Scientists baffled by sudden brightness of our galaxy’s supermassive black hole | MNN – Mother Nature Network
You never want to wonder what’s eating a black hole.
In fact, moodiness is the last thing you want from a light-bending, time-sucking void.
But something seems to have gotten Sagittarius A* all fired up.
And, since it’s the supermassive black hole at the heart of the Milky Way, it’s a little hard to ignore.
Their research, revealed in Cornell University’s arXiv, suggests Sagittarius A* is flashing 75 times brighter than it has since monitoring began more than 20 years ago.
Back in May, astronomer Tuan Do from the University of California just happened to be peering at the heart of the galaxy from Hawaii’s Keck Observatory, according to New Scientist.
He spotted something particularly bright. At first, Do assumed it was a star. Then he realized he was being flashed by the Milky Way’s supermassive black-hole-in-residence.
“It was strange because I had never seen the black hole that bright before,” Do tells New Scientist.
And how, you may ask, does something called a black hole twinkle? All that frantic hoovering of dust and gas generates a lot of heat and under a telescope’s ultraviolet eye, it appears to flicker. Think of it as a little stardust left around the mouth — or in this case, the accretion disk — of a messy eater.

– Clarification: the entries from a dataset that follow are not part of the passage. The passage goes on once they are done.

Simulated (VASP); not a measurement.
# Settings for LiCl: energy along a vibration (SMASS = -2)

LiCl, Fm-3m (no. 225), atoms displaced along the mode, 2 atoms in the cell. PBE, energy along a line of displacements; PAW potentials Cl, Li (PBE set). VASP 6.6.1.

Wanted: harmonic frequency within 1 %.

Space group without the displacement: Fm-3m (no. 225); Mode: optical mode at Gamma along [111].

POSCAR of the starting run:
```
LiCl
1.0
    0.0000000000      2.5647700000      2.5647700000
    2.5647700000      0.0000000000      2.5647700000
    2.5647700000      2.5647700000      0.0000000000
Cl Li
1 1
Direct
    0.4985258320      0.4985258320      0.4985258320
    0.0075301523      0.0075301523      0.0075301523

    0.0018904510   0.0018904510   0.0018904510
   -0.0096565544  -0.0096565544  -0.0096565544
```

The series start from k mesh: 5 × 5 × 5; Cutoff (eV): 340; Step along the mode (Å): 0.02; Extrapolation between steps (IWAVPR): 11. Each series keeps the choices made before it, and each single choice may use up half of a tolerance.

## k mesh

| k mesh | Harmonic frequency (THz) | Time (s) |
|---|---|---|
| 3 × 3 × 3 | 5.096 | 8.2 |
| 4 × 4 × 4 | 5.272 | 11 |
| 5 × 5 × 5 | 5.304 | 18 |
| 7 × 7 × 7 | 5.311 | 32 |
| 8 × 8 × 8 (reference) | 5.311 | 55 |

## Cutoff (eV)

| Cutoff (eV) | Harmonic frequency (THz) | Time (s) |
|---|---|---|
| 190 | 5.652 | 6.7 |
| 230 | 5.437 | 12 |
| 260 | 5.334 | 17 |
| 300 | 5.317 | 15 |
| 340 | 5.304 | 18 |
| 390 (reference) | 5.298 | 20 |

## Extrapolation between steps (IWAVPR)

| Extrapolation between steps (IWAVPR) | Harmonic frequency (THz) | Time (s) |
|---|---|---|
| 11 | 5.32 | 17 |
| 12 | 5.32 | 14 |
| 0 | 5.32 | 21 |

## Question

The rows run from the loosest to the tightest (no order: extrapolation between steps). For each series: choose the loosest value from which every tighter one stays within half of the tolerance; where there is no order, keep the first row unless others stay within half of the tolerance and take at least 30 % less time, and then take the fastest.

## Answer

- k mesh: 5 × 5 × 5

Black holes have no time for napkins.
Hawaii’s Keck Observatory features twin telescopes that are sensitive to radio and ultraviolet wavelengths. (Photo: Abbie Warnock-Matthews/Shutterstock)
The unprecedented flash from Sagittarius A*, however, suggests the cosmic carnivore may have gobbled up a very spicy celestial meatball.
“Maybe more gas is falling into the black hole and that leads to higher amounts of accretion, which leads to it being brighter,” Do adds in New Scientist.
There’s also a chance the black hole finally got around to eating a gaseous object identified as G2, which was found to be approaching Sagittarius A* in 2014.
But frankly, scientists don’t understand why our black hole has suddenly grown so bright. Do and his team are hoping information from other telescopes can help solve the mystery.
One thing we do know is there’s no chance Sagittarius A* is on the move. These chasms in space and time don’t wander the galaxy looking for snacks. In fact, Sagittarius A* has been sitting at the same buffet table in the heart of the galaxy for billions of years.
But, like anyone who eats non-stop while being parked on their posteriors, black holes will gain mass — and expand in diameter.
Most estimates peg the diameter of Sagittarius A* at around 14 million miles wide, with a mass of 3.6 million suns. That qualifies it, in astronomical terms, as supermassive — but not nearly enough for a membership card to the ultramassive black hole club.
That’s for the likes of the downright beastly Holm 15A*.
In any case, with Sagittarius A* some 25,640 light-years from Earth, we’re not even close to being folded into its expanding girth.
Unless, of course, you consider that a black hole not only doesn’t care for napkins, but also the rules of time and space.
We simply don’t know what these cosmic enigmas are capable of. Perhaps, as renowned astrophysicist Michio Kaku once suggested, a black hole could literally tear the universe a new one.
“If space is a fabric, then of course fabrics can have ripples, which we have now seen directly. But fabrics can also rip. Then the question is, what happens when the fabric of space and time is ripped by a black hole?” he told the Economic Times earlier this year.
Let’s just hope it was a spicy meatball.